At 93, this South Jersey resident is still adding to her legacy of advocacy and sowing love
Monique Begg's organization has raised about $400,000 over the last 30 years, mostly in small donations, to help children go to summer camp.

The Friends Enrichment Program began in the late 1990s with an in-line skating class for kids in a Moorestown parking lot.
But the program’s roots were grown in 1940s Montreal, where a wealthy French Canadian girl and some of her Catholic school classmates collected donations from tavern patrons to buy winter coal for needy families.
“Sow love, reap love” is FEP’s slogan.
“After the war I saw legless [veterans] sitting on mats on the ground in downtown Montreal,” said Monique Begg, 93. “I awoke to some of the things you don’t see in the suburbs.“
A member of the Moorestown Friends Meeting, Begg and her nonprofit have raised about $400,000 over the last 30 years, mostly in small donations — although a $2,000 grant from St. Matthew Lutheran Church helped start the program.
FEP has provided 1,100 summer camp and art education scholarships to more than 500 children in the township and surrounding communities.
“A person can be a talker or a doer, and I am someone who really likes to talk,” Begg said. “But that’s not enough.”
A longtime freelance journalist, environmental activist, and social justice advocate, Begg moved with her husband, Edwin, from upstate New York to South Jersey in 1969.
After nine years in Medford, where they led grassroots efforts to clean up Birchwood Lake, the Beggs moved to Moorestown with their son, Daniel, in the late ’70s.
As they had done in Medford, Begg said, she and her husband became regular attendees at local government meetings.
By the mid-1990s, they were hearing some of their fellow residents complain to elected officials that young people who lived in Moorestown affordable housing developments “were guilty of crimes” by walking on private property.
“They were doing nuisance things,” Begg said. “They weren’t juvenile delinquents.”
Working informally with a Moorestown police detective, Begg reached out to the families and established the in-line skating lessons.
The Friends meeting “let us use the parking lot, and we were covered by their insurance,” she said.

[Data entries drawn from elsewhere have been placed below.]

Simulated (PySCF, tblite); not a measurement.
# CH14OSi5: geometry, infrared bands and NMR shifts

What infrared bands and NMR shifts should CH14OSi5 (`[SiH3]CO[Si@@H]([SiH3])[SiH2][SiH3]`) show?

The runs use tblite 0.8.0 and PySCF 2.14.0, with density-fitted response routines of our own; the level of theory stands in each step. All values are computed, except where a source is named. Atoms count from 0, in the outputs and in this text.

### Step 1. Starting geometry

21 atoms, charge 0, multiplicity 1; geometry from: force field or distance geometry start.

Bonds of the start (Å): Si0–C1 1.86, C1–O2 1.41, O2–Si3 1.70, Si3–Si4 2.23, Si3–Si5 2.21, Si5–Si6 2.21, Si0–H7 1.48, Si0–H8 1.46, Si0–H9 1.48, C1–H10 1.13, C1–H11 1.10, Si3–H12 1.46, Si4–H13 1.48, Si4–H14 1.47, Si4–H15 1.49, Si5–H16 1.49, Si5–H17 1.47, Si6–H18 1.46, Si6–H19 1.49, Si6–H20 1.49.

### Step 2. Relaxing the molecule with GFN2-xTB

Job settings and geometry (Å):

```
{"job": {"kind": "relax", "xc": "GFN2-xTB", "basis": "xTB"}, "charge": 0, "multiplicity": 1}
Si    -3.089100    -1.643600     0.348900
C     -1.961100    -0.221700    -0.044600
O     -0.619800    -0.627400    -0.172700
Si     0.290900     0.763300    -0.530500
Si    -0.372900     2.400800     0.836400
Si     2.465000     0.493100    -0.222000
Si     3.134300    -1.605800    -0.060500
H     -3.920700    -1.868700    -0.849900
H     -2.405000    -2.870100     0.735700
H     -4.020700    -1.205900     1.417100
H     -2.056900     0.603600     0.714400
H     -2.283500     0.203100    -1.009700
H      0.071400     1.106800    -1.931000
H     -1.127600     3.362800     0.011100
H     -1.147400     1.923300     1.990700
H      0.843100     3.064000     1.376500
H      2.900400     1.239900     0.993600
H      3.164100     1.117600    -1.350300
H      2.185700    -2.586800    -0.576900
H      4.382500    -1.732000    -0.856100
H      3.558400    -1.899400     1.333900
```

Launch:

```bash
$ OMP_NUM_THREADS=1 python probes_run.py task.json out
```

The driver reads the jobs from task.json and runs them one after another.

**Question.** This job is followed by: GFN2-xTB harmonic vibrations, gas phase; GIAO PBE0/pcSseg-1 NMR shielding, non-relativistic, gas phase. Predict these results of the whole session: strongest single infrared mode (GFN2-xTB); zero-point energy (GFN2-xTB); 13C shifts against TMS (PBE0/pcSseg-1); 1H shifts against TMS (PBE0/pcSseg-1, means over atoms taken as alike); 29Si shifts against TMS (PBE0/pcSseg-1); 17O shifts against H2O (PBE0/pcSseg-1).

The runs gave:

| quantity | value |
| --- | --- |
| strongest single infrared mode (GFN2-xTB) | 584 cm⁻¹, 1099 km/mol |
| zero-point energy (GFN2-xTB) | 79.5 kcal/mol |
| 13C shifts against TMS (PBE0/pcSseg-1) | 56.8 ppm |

Meanwhile, Begg listened closely as kids in the program told her about economic and other challenges at home and bullying of students of color in school.
It reminded her of her own childhood.
“When I was growing up, some of the [English-speaking] people, not all of them, but some of them, didn’t like us because we were French,” she said.
Recipes for success
To raise money for FEP, a committee was established in early 1997 to gather family recipes into what became known as the Moorestown Friends Heritage Cookbook.
“We sold out all 1,000 copies for $15 each,” Begg said. “By the spring, we had enough money to send 10 kids to summer camps” or other programs at the Perkins Center for the Arts and the Moorestown Community House.
The collaboration with the Perkins Summer Camp has become a major FEP focus.
“During the summer, my kids have had a chance to attend Perkins programs we would not be able to afford,” said Ruth Maina, 40, a Moorestown mother of five.
Begg, she said, “really cares about people in general. But her heart is for the children.”
Kahra Buss, executive director at Perkins, said FEP generally will split the $1,000 cost for a two-week camping session.
The Beggs also contribute to the “monarch cultivation project,” which helps children learn about the butterflies through observation and instruction from Begg.
That sort of hands-on involvement suits Begg just fine.
“My mission in life wasn’t to run a program,” she said. “I always wanted to go back to writing, but I love working with the kids.”
Daniel Begg, a photographer, said his mother knew what she wanted FEP to do from the very beginning: “reach out to financially disadvantaged children in Moorestown — children who were being left behind because of race and economics.”
Last year, the Moorestown Service Club Council honored Monique Begg as its Citizen of the Year.
The honoree continues to be active in the organization.
“I’ve been told that I’m borderline legally blind,“ Monique Begg said. ”But I don’t let that stop me."